Regex for Log File Parsing — Apache, Nginx, and Application Logs
Regex patterns for parsing common log formats including Apache Combined Log, Nginx access logs, and application log files. Extract timestamps, IPs, methods, and status codes.
Common Patterns
Detailed Explanation
Log File Parsing with Regex
Server and application logs follow semi-structured formats that regex excels at parsing. Named capture groups make field extraction clean and maintainable.

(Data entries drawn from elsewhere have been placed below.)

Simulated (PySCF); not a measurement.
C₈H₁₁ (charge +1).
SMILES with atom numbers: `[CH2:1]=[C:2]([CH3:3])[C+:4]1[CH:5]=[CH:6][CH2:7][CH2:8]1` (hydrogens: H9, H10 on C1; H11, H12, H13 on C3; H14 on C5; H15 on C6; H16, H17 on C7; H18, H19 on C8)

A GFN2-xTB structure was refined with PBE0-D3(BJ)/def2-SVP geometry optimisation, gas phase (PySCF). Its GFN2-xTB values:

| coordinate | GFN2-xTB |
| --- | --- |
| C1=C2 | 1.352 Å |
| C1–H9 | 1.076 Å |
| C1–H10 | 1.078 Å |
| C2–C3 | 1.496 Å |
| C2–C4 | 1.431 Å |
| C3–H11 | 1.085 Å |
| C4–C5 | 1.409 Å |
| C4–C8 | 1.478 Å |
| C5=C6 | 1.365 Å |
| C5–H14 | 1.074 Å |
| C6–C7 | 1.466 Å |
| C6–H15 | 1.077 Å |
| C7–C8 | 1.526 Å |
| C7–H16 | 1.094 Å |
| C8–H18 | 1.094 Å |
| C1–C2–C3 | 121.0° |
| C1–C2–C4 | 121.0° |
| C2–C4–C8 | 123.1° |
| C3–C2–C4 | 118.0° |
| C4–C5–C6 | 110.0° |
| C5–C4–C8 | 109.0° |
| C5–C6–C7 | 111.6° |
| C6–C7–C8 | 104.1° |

Apache Combined Log Format
(?<ip>[\d.]+) - (?<user>\S+) \[(?<time>[^\]]+)\] "(?<method>\w+) (?<path>\S+) (?<proto>[^"]+)" (?<status>\d{3}) (?<size>\d+|-) "(?<referrer>[^"]*)" "(?<agent>[^"]*)"
Example log line:
192.168.1.1 - admin [15/Jan/2024:10:30:00 +0000] "GET /api/users HTTP/1.1" 200 1234 "https://example.com" "Mozilla/5.0"
Nginx Access Log
Nginx uses a similar format by default:
(?<ip>[\d.]+) - (?<user>\S+) \[(?<time>[^\]]+)\] "(?<request>[^"]*)" (?<status>\d{3}) (?<bytes>\d+) "(?<referrer>[^"]*)" "(?<agent>[^"]*)"
Application Log Pattern
Many apps use a timestamp-level-message format:
\[(?<timestamp>[^\]]+)\] (?<level>DEBUG|INFO|WARN|ERROR|FATAL) (?<logger>[\w.]+) - (?<message>.+)
Matches:
[2024-01-15 10:30:00.123] ERROR com.example.App - Connection timeout after 30s
Filtering by Status Code
Find all 5xx errors:
" 5\d{2} "
Find all non-200 responses:
" (?!200 )\d{3} "
Tips for Log Parsing
- Use non-greedy quantifiers or negated character classes for fields enclosed in delimiters
- Named groups make the extracted data self-documenting
- For production log analysis, dedicated tools (ELK stack, Loki) are more appropriate than regex
- Test patterns against real log samples, as formats often have subtle variations
Use Case
You are analyzing server access logs to find error patterns, building a simple log viewer that needs to parse and colorize log levels, or extracting specific request information from web server logs for debugging.